If you have a trait implemented on a type, then that type can hold it’s own data, plain and simple.

1 Like

What would be an ideomatic way to pass an application-specific buffer from the application to the parser object and then on to the “proc_opt” and “proc_arg” functions? In C++ I just use a void pointer, and the application casts it to its own type in its handlers.

I agree with @ExpHP that its preferable to find another way that keeps compile time safety. However, if you need to make type decisions at runtime the std library has an any type:

https://doc.rust-lang.org/std/any/

One other possibility to consider is if you can just use normal objects and not function pointers. The rust book has a good example with the state pattern:
https://doc.rust-lang.org/book/ch17-03-oo-design-patterns.html

1 Like

What I’m trying to figure out a way to solve what that horrible void * solves in C/C++. :slight_smile:

Specifically, the issue is that the application will define its own “args context” (a struct, probably), but my library needs to store that context in its own context, and each time an argument callback is called the args context needs to be passed to callback functions so they can put the parsed arguments into the context. Once the parsing is done the application will use the data populated in the args context.
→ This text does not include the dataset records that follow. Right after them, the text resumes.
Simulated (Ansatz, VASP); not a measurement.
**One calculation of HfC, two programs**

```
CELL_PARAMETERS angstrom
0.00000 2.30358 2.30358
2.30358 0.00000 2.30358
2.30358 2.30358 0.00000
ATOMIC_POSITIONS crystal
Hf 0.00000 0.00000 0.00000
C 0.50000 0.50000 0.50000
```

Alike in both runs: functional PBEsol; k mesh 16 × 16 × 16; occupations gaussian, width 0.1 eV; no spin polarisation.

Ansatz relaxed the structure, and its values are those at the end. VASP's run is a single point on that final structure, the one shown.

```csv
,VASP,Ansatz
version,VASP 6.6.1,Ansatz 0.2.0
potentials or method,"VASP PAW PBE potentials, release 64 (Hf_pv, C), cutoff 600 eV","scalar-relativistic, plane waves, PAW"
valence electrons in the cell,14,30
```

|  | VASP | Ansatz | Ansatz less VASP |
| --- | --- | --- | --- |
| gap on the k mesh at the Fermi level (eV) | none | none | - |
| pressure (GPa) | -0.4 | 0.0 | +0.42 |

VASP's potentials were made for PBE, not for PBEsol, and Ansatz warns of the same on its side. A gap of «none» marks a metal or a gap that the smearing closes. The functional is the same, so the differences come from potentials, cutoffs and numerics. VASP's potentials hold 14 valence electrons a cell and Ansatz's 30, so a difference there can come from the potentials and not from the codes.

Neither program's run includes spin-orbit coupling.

In the C++ code I simply take in a void *, and the application callback, since it’s the application’s own code, knows what type to cast that void * to:

// Application defined context
struct MyContex {
  bool do_help;
};

// Application creates context
MyContext ctx;
Parser prsr(argc, argv, (void*)&ctx);
prsr.parse()

// Application defined callback function
void HelpSwitch::proc_opt(void *arg) {
  auto ctx = reinterpret_cast<MyContext*>(arg);
  ctx->show_help = true;
}

I.e. the problem is essentially that my library will sit in-between two parts of the application (the callee and the callback), both of which need the “arg context”, so my library needs to take it in (to the parser), store it, or a reference to it, and be able to pass it to the callbacks. (And later, once the parsing is complete, return it to the application).

Unfortunately I only realize as much as “I’m thinking about this the wrong (C/C++) way”, but I’m too new to Rust to see a solution to it.

The preferable way I would like to solve it is with compile time safety, but I’m unsure if it’s possible; my library needs to hold the args context, and it can’t know what type it is since it’s defined in the application.

An earlier version of the parser worked very differently; each argument specification had information about its data type, how many arguments it could hold etc. This was easier in Rust, because the proc’s and all the data were internal to the library. But I realized this has a bunch of drawbacks; it didn’t allow the application the same level of flexibility. For instance if the application wanted an argument to be an enum the library would need to be changed to support this. Callbacks allow the application the freedom to determine how the data is handled – but it seems to have made it more complicated in Rust.

The any type looks promising; I’ll try to go that route and see where it leads me.

Okay, so here’s something to give you an idea of how to progress. In order to write this I had to guess some of the missing details (e.g. when is HelpSwitch created, how does it get associated with --help, and how/when do you add it to the parser).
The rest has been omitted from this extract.